Blueprint Blues

Blueprint Blues

You walk into a large, bright kitchen with a wooden floor. Mind you the floor is not quite level anymore after providing support for a family with five children, all boys, who worked on their father’s farm and tramped in and out, over a century ago. And then there was the newlywed couple who came upon the house when the market was just right to buy it at a low price, but could not afford to renovate. Yet the atmosphere is just right, precisely because there has been so much life, so much labor and so much love in this home.

Well-intentioned Uncle Lee uses every opportunity to convince you to build a new house. His arguments are solid, as solid as newly assembled frame, “and you’d be surprised”, says he, “it would not necessarily cost you that much more for the peace of mind a reliable building might provide”. You are not convinced.

True, building from scratch can be exciting. After all, you’ll get exactly what you want, down to every detail of every corner. It is a bit like planting a minuscule seed and watching in awe as it evolves into a strong, stately tree, but the tree is doing all the work, you are merely an observer. Designing and building a house requires effort from your entire being; it is both exhilarating and exhausting, just like I suspect it might be for the tree, assuming it has awareness of the process.

So, should you build or buy? Should you buy new or opt for the century-old farmhouse? Are you the sort of person who sees a room in a friend’s house and immediately knows how you would give it new life? Does this sort of creative “ha-ha!” make you soar? Then perhaps you are also the type of person who likes to start with more than a blueprint. You need first-hand experience with a space in order to allow it to evolve in the direction of your vision.

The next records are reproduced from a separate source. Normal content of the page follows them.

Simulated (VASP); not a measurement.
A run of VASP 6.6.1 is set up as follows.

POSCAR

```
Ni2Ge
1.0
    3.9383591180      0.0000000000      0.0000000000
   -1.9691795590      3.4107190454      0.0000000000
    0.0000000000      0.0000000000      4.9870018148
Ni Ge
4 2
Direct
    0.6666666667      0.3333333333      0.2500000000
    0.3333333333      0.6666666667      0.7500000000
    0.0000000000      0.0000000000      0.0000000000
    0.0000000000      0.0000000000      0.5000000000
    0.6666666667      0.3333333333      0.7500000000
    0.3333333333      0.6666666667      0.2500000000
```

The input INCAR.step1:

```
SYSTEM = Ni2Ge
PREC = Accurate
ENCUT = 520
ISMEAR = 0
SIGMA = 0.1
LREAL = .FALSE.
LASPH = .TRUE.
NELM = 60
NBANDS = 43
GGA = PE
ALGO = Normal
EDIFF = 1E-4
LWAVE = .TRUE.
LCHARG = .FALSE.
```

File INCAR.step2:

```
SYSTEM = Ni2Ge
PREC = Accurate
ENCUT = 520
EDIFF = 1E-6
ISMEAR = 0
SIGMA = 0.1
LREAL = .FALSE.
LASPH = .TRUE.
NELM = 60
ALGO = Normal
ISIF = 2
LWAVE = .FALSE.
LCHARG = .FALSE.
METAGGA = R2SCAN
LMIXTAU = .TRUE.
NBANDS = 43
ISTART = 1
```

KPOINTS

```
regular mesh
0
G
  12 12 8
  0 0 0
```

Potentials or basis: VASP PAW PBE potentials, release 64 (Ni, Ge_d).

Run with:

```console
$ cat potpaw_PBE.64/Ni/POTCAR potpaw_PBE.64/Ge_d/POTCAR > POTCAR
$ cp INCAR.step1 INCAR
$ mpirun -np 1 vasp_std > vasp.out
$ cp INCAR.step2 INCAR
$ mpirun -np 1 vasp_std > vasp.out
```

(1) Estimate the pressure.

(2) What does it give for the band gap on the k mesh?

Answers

You see, the difficulty is not so much identifying whether to build or buy, but rather figuring out whether you are a builder or a buyer. Either way, you must start with a blueprint; the blueprint of you. Do not consider the final project only; consider your lifestyle and creative style. What sort of time and energy are you able to put in this effort? Enough to start from scratch? When do you feel that sensation of being so in tune with your vision that you could soar through it effortlessly? When you talk about building from scratch or when you walk through an existing house?

Ha! Yes. These core feelings will lead you to the very core of your project.